Terminology v5

The terminology that follows is important for understanding EDB Postgres Distributed functionality and the requirements that it addresses in the realms of high availability, replication, and clustering.

Asynchronous replication

Copies data to cluster members after the transaction completes on the origin node. Asynchronous replication can provide higher performance and lower latency than synchronous replication. However, it introduces the potential for conflicts because of multiple concurrent changes. You must manage any conflicts that arise.

Availability

The probability that a system will operate satisfactorily at a given time when used in a stated environment. For many people, this is the overall amount of uptime versus downtime for an application. (See also Nines)

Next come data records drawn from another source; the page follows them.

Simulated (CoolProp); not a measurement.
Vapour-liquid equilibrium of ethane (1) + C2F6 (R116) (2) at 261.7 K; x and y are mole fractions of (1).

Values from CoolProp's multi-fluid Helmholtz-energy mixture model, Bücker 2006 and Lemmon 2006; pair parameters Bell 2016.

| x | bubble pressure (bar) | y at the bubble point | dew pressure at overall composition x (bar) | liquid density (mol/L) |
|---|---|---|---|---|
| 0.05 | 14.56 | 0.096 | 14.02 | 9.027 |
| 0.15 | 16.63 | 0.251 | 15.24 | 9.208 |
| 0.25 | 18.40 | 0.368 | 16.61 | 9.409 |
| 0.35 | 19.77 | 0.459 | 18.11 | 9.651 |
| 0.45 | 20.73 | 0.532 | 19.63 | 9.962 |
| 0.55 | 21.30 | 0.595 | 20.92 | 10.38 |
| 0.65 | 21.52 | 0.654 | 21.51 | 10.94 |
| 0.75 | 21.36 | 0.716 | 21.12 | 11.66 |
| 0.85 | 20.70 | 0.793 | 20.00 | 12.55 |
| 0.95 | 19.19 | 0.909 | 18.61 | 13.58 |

CAMO or commit-at-most-once

Wraps Eager Replication with additional transaction management at the application level to guard against a transaction being executed more than once. This transaction management is critical for high-value transactions found in payments solutions. It's roughly equivalent to the Oracle feature Transaction Guard.

Clustering

An approach for high availability in which multiple redundant systems are managed to avoid single points of failure. It appears to the end user as one system.

Data sharding

Enables scaling out a database by breaking up data into chunks called shards and distributing them across separate nodes.

Eager Replication for PGD

Conflict-free replication with all cluster members. Technically, this is synchronous logical replication using two-phase commit (2PC).

Eventual consistency

A distributed computing consistency model stating changes to the same item in different cluster members will converge to the same value. With PGD, this is achieved through asynchronous logical replication with conflict resolution and conflict-free replicated data types.

Failover

The automated process that recognizes a failure in a highly available database cluster and takes action to connect the application to another active database. The goal is to minimize downtime and data loss.

Horizontal scaling or scale out

A modern distributed computing approach that manages workloads across multiple nodes, such as scaling out a web server to handle increased traffic.

Logical replication

Provides more flexibility than physical replication in terms of selecting the data replicated between databases in a cluster. Also important is that cluster members can be on different versions of the database software.

Nines

A measure of availability expressed as a percentage of uptime in a given year. Three nines (99.9%) allows for 43.83 minutes of downtime per month. Four nines (99.99%) allows for 4.38 minutes of downtime per month. Five nines (99.999%) allows for 26.3 seconds of downtime per month.

Node

One database server in a cluster. A term node differs from the term database server because there's more than one node in a cluster. A node includes the database server, the OS, and the physical hardware, which is always separate from other nodes in a high-availability context.

Physical replication

Copies all changes from a database to one or more standby cluster members by copying an exact copy of database disk blocks. While fast, this method has downsides. For example, only one master node can run write transactions. Also, you can use this method only where all cluster members are on the same major version of the database software, in addition to several other more complex restrictions.

Read scalability

Can be achieved by introducing one or more read replica nodes to a cluster and have the application direct writes to the primary node and reads to the replica nodes. As the read workload grows, you can increase the number of read replica nodes to maintain performance.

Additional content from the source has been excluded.